At so many of the fancy, expensive restaurants on the Vegas Strip, the tasting menu is the most choice experience, a way to let the talent in the kitchen do their thing, to experiment with food and educate you on what they think fine dining should be. Though it’s a pricey, time-consuming option, rarely will you be sorry you went all out. That’s what I was thinking when I was dipping between a trio of savory ice creams—honey carrot, mint with green pea, and bacon-artichoke—up on Mandarin Oriental’s 23rd floor.
I was also thinking: this bacon-artichoke ice cream is amazing.

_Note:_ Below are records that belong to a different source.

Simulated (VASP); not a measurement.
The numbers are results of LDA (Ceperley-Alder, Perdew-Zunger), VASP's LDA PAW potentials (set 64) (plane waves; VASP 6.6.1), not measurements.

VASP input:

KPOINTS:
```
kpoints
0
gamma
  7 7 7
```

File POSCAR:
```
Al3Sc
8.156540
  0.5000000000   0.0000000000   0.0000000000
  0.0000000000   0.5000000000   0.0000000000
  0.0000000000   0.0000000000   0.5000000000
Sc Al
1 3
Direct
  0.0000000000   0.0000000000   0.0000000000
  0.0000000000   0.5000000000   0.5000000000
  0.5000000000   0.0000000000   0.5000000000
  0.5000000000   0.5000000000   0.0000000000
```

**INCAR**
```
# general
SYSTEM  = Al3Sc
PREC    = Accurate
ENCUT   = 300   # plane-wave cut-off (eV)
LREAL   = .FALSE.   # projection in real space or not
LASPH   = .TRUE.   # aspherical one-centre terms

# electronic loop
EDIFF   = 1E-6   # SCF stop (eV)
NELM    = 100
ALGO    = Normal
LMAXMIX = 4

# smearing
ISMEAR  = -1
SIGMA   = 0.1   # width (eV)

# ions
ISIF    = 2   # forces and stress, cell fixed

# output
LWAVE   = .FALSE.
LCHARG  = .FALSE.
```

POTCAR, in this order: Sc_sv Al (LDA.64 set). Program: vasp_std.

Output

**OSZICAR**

Pierre Gagnaire usually swings through Las Vegas a couple times a year to help update the menu at Twist, his only restaurant in the United States. Twist actually overhauls the entire menu four times a year, all-new dishes to match all-new seasons. The new spring offerings, created in collaboration with chef de cuisine Ryuki Kawasaki, are as spring-y as it gets, spotlighting cool, crisp vegetable flavors with small streaks of contrasting richness. The ice cream dish is a great example; though it sounds like a sweet and savory dessert, it’s actually an opener. The football-shaped jewels of brightly colored, creamy creativity are accompanied by a swirl of foie gras veloute and snappy haricot vert. It’s one of the most unique dishes I’ve ever encountered.
Other highlights: shellfish marinere—a brisk, slightly salty foam over a variety of delicate sea treasures (and a parmesan-coated disc of cuttlefish) with a few pillowy black gnocchi, and veal tenderloin hidden under green curry-scented eggplant with a small dish of diced veal, sorrel and Paris ham. It’s as if the veal dish was the subtle version, and the additional savory meat cup is there to overwhelm, just for fun.
Speaking of overwhelming, the grand dessert does not take it easy. Gagnaire’s “RRRRaspberry” is a martini glass holding a tart sorbet and marmalade parfait with crisp shortbread languettes, and it’s part one of a five-part dessert. The others, from which it’s impossible to pick a favorite, are a tandoori apple with ice cream, chocolate ganache with pear veloute, vanilla meringue with Grand Marnier gel, and a rodolphe biscuit—a cookie with praline cream, coconut and caramelized hazelnuts.
The menu runs three courses for $120, four for $145 and a full seven for $205. For those looking to collect the finest dining experiences available in Las Vegas, Twist is a must-try, and spring is a great time to try it.